This is an unpublished post that’s so old (Aug ’07) that I don’t know why I didn’t just post the damn thing; I’ve forgotten what I was intending to do with it. I’m posting it now because it contains pointers to useful thinking by David Wiley and others that is germane to the ongoing discussion of data licensing (see post below). I was reminded of this old draft of mine by Deepak’s comment that copyleft may be harmful in the case of scientific data, a point David also makes in respect of his particular Open area, education. Much of what David says maps readily from his field to research, so without further ado:
David Wiley of Iterating Toward Openness has been blogging up a storm about open content licensing:
- Noncommercial Isn’t
the Problem, ShareAlike Is - ShareAlike, the
Public Domain, and Privileging - Copyleft and Fish
in Water - Open Education
License Draft - Assymetry,
Hypocrisy, and Public Domain - Why Not CC
By?
That’s a lot to read, but it’s all good stuff. David makes one very strong argument that I want to emphasize here, because it points up the difficult distinction between data and (creative) work.
In the post introducing his draft Open Education Licence, he provides a very useful outline of the aims of open content:
- Reuse – Use the work verbatim, just exactly as you found it
- Rework – Alter or transform the work so that it better meets your needs
- Remix – Combine the (verbatim or altered) work with other works to better meet your needs
- Redistribute – Share the verbatim work, the reworked work, or the remixed work with others
I really, really like that. David’s “four R’s” resemble the four fundamental freedoms of the Free Software Foundation but do a better job of discriminating between Rework and Remix. The Four R’s make immediate sense to me and I will certainly be Reusing and Redistributing that idea.
David goes on to quote some believable numbers and points out that:
Since half of all CC licensed materials are licensed using a copyleft clause and all GFDL licensed materials are licensed using a copyleft clause, this means that over half of the world’s open content is copylefted. And while the CC and GFDL copyleft clauses guarantee that all derivative works will be “open,” they also guarantee that they can never be used in remixes with the majority of other copylefted works. You can’t remix a GFDL work with a By-NC-SA work when the licenses require that the child be licensed exactly as the parent. Each parent had one and only one license – which license would the derivative use? It’s just not possible to legally remix these materials; copyleft prevents this remixing. [see David’s earlier explanation for details of the incompatibilities among various copyleft licenses]
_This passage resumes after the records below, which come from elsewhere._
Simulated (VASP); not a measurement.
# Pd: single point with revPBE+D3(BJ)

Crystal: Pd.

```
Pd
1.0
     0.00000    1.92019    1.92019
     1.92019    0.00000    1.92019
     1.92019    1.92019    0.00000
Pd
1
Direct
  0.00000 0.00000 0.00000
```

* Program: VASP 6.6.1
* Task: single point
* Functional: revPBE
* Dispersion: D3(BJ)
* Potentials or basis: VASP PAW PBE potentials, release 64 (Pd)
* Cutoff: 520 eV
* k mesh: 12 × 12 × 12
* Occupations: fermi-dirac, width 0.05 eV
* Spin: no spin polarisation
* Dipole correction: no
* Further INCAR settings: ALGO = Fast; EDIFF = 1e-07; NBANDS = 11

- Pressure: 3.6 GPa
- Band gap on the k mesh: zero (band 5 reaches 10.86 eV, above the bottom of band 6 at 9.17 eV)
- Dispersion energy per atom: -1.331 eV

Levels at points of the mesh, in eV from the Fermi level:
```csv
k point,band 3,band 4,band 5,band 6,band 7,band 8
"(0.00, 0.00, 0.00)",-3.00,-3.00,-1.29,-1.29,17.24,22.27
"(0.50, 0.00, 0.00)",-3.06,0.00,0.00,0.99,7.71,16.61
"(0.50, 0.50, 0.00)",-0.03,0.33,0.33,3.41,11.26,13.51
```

While promoting rework at the expense of remix – in other words, taking the copyleft approach – is fine for software, it is problematic for content and extremely problematic for education. As educators, we are always remixing materials for use in our classrooms both in the “real” world and online. Your mileage may vary, but over my last 15 years of teaching I would estimate that my remixing activities outnumber my reworking activities 10:1 or more. If other teachers are like me in this regard, then, copyleft is a huge problem for open education.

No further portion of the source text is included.